It was the brainchild of two actors who were residents in the St Mary Aldermanbury parish. It was printed at a print shop in Barbican and sold at St Paul's Churchyard, while the rights to publication were registered at Stationers' Hall very close to the Cathedral.


Of the copies of the First Folio that survive today, the one that is closest to where it was printed and first sold is at the Guildhall Library, opposite a small park called St Mary Aldermanbury Garden.


St Mary Aldermanbury Garden

In this small park, there is a monument consisting of a pink granite plinth on the top of which rests a bronze bust of William Shakespeare. However, it is not really a memorial to the Bard, rather it commemorates the two men to whom we owe our knowledge of so many of Shakespeare's plays.


John Heminge (also sometimes spelt as Heminges) and Henry Condell lived and were buried in the parish of St Mary Aldermanbury, whose church once stood in this garden.


They were friends of Shakespeare and fellow actors and shareholders with him in the Chamberlain's Men, the troupe that became the King's Men after 1603. Together with Richard Burbage, who died in 1619, they were the most senior members of the theatre company.


The two men collected Shakespeare's plays into the publication of the First Folio, effectively as its editors.


The book included 36 of Shakespeare's plays, of which 18 had never previously been published in any form.

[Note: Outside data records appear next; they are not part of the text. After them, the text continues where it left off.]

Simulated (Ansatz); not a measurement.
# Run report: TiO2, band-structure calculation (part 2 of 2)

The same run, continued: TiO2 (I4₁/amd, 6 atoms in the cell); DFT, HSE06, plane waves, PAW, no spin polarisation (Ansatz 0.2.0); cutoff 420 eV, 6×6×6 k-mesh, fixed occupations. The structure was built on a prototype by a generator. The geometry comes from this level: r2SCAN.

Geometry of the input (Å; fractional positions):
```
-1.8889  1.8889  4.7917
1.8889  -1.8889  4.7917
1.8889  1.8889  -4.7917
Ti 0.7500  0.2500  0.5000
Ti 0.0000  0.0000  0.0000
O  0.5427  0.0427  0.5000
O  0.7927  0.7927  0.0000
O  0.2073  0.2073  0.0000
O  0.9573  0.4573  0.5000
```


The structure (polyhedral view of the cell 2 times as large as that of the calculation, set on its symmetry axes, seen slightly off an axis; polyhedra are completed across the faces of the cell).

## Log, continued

Of those that had been published in quarto format before the First Folio, nine had been in cheap editions containing significant errors in the text. Quarto was a kind of pamphlet, its name a reference to the process of folding each sheet of paper four times prior to assembly.


The other plays only existed as actors' scripts or prompt copies used by the theatre company, while there may also have been some in manuscript from the playwright himself.


It was very unusual for plays to be collected and published in the more substantial (and durable) folio format, where each sheet is folded only once before stitching and binding into a book.

Indeed, the majority of plays written during the Golden Age of Elizabethan and Jacobean theatre are known to us today only by their title, with no surviving script.


Around 3,000 plays are thought to have been staged between the 1560s and 1642, when the Puritan Parliament closed the theatres. Only 230 texts still exist from that period, of which 38 are by Shakespeare (two of these were omitted from the First Folio).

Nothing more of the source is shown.